The process of deciding on who would be haunting the spaces on the journey from Trafalgar Square to Big Ben took a long time and involved a lot of experiments and rumination.
Initially, research focused on some of the statues themselves – James II, for example, who stands right outside the front of the National Gallery in Trafalgar Square. King for just two years – James II spent most of his life as Lord Admiral of the Navy. At the age of 27, his brother (James I) appointed him as the head of a new organisation called the Royal African Company – with exclusive rights to operate in West Africa. They built forts, they killed local kings, they searched for gold and, most importantly, they built up and monopolised the British trade in enslaved human beings. Within a few years, they were transporting 5,000 enslaved people every year to markets in the Caribbean, and they did so for decades. James was the Duke of York – and many of the people bought and sold by the Royal African Company were branded with the letters “DoY”. Colston was a senior executive of the RAC but, as a result of his leadership of the Royal Navy, it was James who was in charge. There is no mention of his involvement in the slave trade anywhere near his statue.

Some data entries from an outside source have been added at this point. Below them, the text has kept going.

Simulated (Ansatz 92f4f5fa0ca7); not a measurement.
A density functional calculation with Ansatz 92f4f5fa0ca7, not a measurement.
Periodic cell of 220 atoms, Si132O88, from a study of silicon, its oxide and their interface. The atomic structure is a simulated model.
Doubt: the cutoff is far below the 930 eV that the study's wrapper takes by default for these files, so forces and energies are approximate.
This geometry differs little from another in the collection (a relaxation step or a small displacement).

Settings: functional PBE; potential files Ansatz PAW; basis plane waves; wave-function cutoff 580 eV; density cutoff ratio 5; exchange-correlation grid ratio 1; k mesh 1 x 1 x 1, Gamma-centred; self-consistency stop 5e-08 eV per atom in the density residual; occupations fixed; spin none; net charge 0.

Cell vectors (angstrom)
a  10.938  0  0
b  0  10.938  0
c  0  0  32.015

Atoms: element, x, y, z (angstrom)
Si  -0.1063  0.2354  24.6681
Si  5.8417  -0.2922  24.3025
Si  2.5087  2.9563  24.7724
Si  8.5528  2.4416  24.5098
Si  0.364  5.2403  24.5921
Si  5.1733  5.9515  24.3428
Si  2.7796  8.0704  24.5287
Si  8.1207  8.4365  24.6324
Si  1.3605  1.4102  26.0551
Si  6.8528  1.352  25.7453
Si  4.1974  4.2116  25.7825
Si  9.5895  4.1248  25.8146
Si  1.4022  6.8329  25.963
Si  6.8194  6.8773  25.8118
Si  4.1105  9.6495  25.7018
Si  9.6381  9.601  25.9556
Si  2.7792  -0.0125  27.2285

Despite the gravity of this backstory – as the project progressed it became clear that, even if we told the real stories behind these men up on their plinths, we would still be repeating the practice of only looking in one direction, at the powerful white men.
If you only tell stories about powerful white men – it’s easy to forget that “history” is made by multitudes, and change is often forced through by those who are oppressed rather than gifted by those in power. Inspired by Priyamvada Gopal and her rigorous dissection of how independence from Britain was gained from below, not from above – we shifted gaze to the ghosts who might haunt these spaces that celebrate British history and patriotism.
We set the walking route – and co-writer Sonali Bhattacharyya sought out characters whose stories felt resonant with the places of the route.
For Trafalgar Square, where all the statues are of men from the Navy and that – as a space – tells a story of pomp and grandeur about Great Britain, Olaudah Equiano and his own decision to challenge the dominant narrative felt appropriate.
For Horse Guards Parade – dominated by the army and often full of soldiers, the story of an ex-British army Indian dissident creates a golden thread from the sensation of standing on gravel in contemporary London to his memories of a massacre in another square, elsewhere.
While initial research focused on potential Irish characters who were working against British army occupation, constantly walking past the back end of Downing Street during the development process – and seeing men with machine guns from the London Metropolitan Police (home to recent rapists and murderers Wayne Couzens and David Carrick) – persuaded us to shift focus to Josie McGowan. The Dublin Metropolitan Police were set up by British politician Robert Peel when Ireland was a colony under British rule- and went on to found the London Metropolitan Police. The first woman to be killed by police as part of the Irish War of Independence, Josie creates a sense of chilling echoes resounding across time.